“Part of history”: The moment in 1975 when Bruce Springsteen stopped being ‘the next Bob Dylan’
You would be forgiven for assuming that being repeatedly compared to your hero, and one of the greatest songwriters of all time, would be rather flattering. During the early days of Bruce Springsteen, though, the constant comparisons drawn between himself and Bob Dylan gave the New Jersey songwriter an almost impossible task to pull off.
After all, by the time that Newark’s favourite son began his recording career, with 1973’s Greetings from Asbury Park, N.J., Bob Dylan was already a pretty untouchable figure, having both defined and eclipsed the folk landscape of the previous decade. His work was inherently incomparable, which didn’t exactly aid the young Springsteen when his early work was almost immediately compared to Dylan.

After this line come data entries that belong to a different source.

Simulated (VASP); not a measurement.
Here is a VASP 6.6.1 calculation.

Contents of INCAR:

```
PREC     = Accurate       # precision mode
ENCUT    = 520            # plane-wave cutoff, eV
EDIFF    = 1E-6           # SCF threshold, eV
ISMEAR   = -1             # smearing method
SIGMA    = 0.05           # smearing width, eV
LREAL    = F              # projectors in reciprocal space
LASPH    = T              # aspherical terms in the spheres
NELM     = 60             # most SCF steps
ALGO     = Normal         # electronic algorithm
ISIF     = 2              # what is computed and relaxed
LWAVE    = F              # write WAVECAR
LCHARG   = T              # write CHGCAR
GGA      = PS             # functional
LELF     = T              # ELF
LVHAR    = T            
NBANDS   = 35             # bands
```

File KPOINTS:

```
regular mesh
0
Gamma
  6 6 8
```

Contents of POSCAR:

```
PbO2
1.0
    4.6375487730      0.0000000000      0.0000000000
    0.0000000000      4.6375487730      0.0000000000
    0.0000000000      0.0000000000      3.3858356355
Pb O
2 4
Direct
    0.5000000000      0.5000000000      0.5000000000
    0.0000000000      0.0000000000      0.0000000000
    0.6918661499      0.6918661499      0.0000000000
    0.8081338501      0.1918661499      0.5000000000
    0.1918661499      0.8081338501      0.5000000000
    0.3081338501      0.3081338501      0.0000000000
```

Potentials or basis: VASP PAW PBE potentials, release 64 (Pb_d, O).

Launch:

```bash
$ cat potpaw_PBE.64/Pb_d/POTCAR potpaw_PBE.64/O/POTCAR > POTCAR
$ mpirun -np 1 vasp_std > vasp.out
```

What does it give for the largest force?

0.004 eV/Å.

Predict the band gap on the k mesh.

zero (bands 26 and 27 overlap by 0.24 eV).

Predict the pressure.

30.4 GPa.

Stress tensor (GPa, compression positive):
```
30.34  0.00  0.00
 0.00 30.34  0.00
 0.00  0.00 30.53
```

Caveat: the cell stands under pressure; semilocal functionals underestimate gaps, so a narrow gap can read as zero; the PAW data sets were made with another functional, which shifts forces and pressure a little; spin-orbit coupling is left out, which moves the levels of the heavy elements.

Admittedly, though, it is easy to hear the influence of the folk hero in Springsteen’s early recordings, which were far more folk-oriented than the heartland rock that would define his output in later years. Nevertheless, ‘The Boss’ recognised, even early on, that he would have to break free from those music press comparisons sooner rather than later, or risk being written off as little more than another Dylan copycat.
“Well, I love Bob Dylan,” Springsteen shared in a 1978 interview. “Highway 61, Blonde On Blonde, that’s part of the book, you know. That’s part of history.” However, Springsteen was quick to downplay any similarities between himself and that part of history: “I always loved him but it’s different, we play a lot differently.”
“It happens to everybody when they come out,” the songwriter continued, criticising the laziness of the music press. “First thing when somebody new comes out, they try to compare them to the next guy, or the last guy, make him the new ‘this’ or the old ‘that’.” Luckily, Springsteen managed to wriggle free of those restrictive comparisons back in 1975, with his breakout record Born To Run.
Unlike his previous records, in which you could quite clearly hear the influence of artists like Dylan, that 1975 album was completely unique in its offerings. Crucially, too, it was nothing like anything that had been achieved by the curly-haired folk singer.
It is no surprise, then, that Born To Run marked the death of most comparisons between Springsteen and Dylan, marking out ‘The Boss’ as an entirely separate songwriting identity, albeit one with an equally visionary artistic mind.
Although Springsteen, throughout the course of his extensive and illustrious discography, has consistently reinvented his sound, going from the pop-rock excellence of Born in the USA to the emotive acoustic nature of Nebraska in the space of only a few months. However, it was with Born To Run in 1975 that he first established his own sound; it was – and still is – a record that could not be confused for anybody else.
So, if the songwriter’s aim for the album was to escape the pressure and limitation of being billed as ‘the next Bob Dylan’, then he certainly succeeded.